Sunday, June 15, 2008

Predictions vs understanding

In this essay, I would like to discuss some differences between "predictions" and "understanding" as two slightly distinct outcomes of theoretical research.

Some people like to think that "predictions" are the only purpose of scientific theories. Such a belief largely contradicts the main motivation behind theorists' work. Theorists don't want to ask the question "what will happen" all the time. They like to ask the question "why", too.

The question "why" is actually very important. Even if our predictions of particular phenomena don't change at all, it is still possible that our theoretical framework evolves. And it may sometimes evolve dramatically. The explanations get unified and unnecessary excess baggage is jetisoned, as Murray Gell-Mann says in the commercial for a famous ex-company above. ;-)

Such improvements of the "why" questions often help us to answer the "how" and "what will happen" questions more accurately later. Theorists often ask themselves:

Do things make sense?

Even if they have some formulae that satisfactorily predict the empirically observed numbers, these formulae may make a lot of sense or much less sense. Our explanations may look natural or they may look contrived. If an explanation looks contrived, it doesn't mean that a theory and its predictions are wrong.

But it doesn't mean that theorists will ignore the contrived features of their theory, either.

When an explanation looks contrived, a theorist is not fully satisfied even if the predictions seem to be accurate. The status of such an explanation is somewhere in between an acceptable theory and an unacceptable theory. Such a fuzzy status of an explanation may be transformed into a well-defined problem if an actual sharp contradiction is found. But a semi-satisfactory theory may also become fully satisfactory if all the reasons why the theory look contrived are proven to be artifacts of our wrong assumptions and misleading intuition.

Black box answering all questions

In order to understand the difference between our capability to predict and our ability to understand, consider the following situation. You are given a black box - or a computer program, for that matter. You enter the information about the particles you want to scatter and the black box spits out (the statistical distributions of) the quantities measured by the detectors.

And the black box will always be right. Using the box, you may predict the results of all scattering experiments.

In this situation, should you be satisfied with our explanation of particle scattering? I think that the answer is obviously No. The black box may know the answers but "we" don't know it. We can't identify ourselves with the black box because we don't know how the black box works. With the black box, we may predict results of experiments.

But the mystery really hasn't disappeared at all. In fact, it is plausible that the method how the black box answers the questions is simply that the black box contains a particle collider inside and it performs all the experiments. If it is so, the predictions of the black box are not real predictions of experiments: they are the experiments themselves.

But even if we admit that the black box works differently, the mysterious question "why do the particles do what they are observed to do?" is replaced by the equally mysterious question "why does the black box say what it does?". We haven't made much progress in our understanding of particle scattering unless we know something about the internal workings of the black box.

Can we trust computers?

In reality, we are frequently using gadgets that are somewhat similar to the black box above. We use computers to do complicated calculations for us. For example, lattice QCD people use supercomputers to calculate the properties of hadron. If their calculations match the experimental data, should we be satisfied?

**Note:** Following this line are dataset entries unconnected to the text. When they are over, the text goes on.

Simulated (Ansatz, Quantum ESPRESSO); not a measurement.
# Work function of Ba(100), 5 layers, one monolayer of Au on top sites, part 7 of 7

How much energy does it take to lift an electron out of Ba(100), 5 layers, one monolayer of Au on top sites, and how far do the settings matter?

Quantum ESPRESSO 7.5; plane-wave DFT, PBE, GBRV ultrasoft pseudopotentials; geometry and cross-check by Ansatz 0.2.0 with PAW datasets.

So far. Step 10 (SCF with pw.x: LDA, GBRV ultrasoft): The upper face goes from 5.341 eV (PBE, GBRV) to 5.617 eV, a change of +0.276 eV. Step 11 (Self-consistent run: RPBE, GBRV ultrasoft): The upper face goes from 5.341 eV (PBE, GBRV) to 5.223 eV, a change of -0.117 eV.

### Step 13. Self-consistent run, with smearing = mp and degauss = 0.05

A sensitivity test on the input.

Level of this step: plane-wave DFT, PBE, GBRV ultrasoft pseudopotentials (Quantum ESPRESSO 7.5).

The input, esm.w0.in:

This question is more subtle and there is a reason to be satisfied. Why? Simply because we know how the lattice QCD programs work, at least roughly. We know the QCD Lagrangian and the computational procedures that the programs employ.

On the other hand, we may still feel that if a computer does a very complicated sequence of calculations in order to produce a qualitative answer, we still don't understand why the answer is what it is. We may often look for an easier explanation that can be formulated without the brute force of the computers.

It is important to realize that we are never guaranteed that such a better explanation exists. If a correct formula that appears in our explanation or the qualitative patterns of an explanation look truly regular, accurate, or if they seem to agree with some simple mathematical functions, it is sensible to expect that a better explanation than a huge sequence of numerical calculations should exist. While it is reasonable to expect it, it may still happen that subsequent research proves that such a "simpler" explanation cannot exist.

How much unified our theories have to be?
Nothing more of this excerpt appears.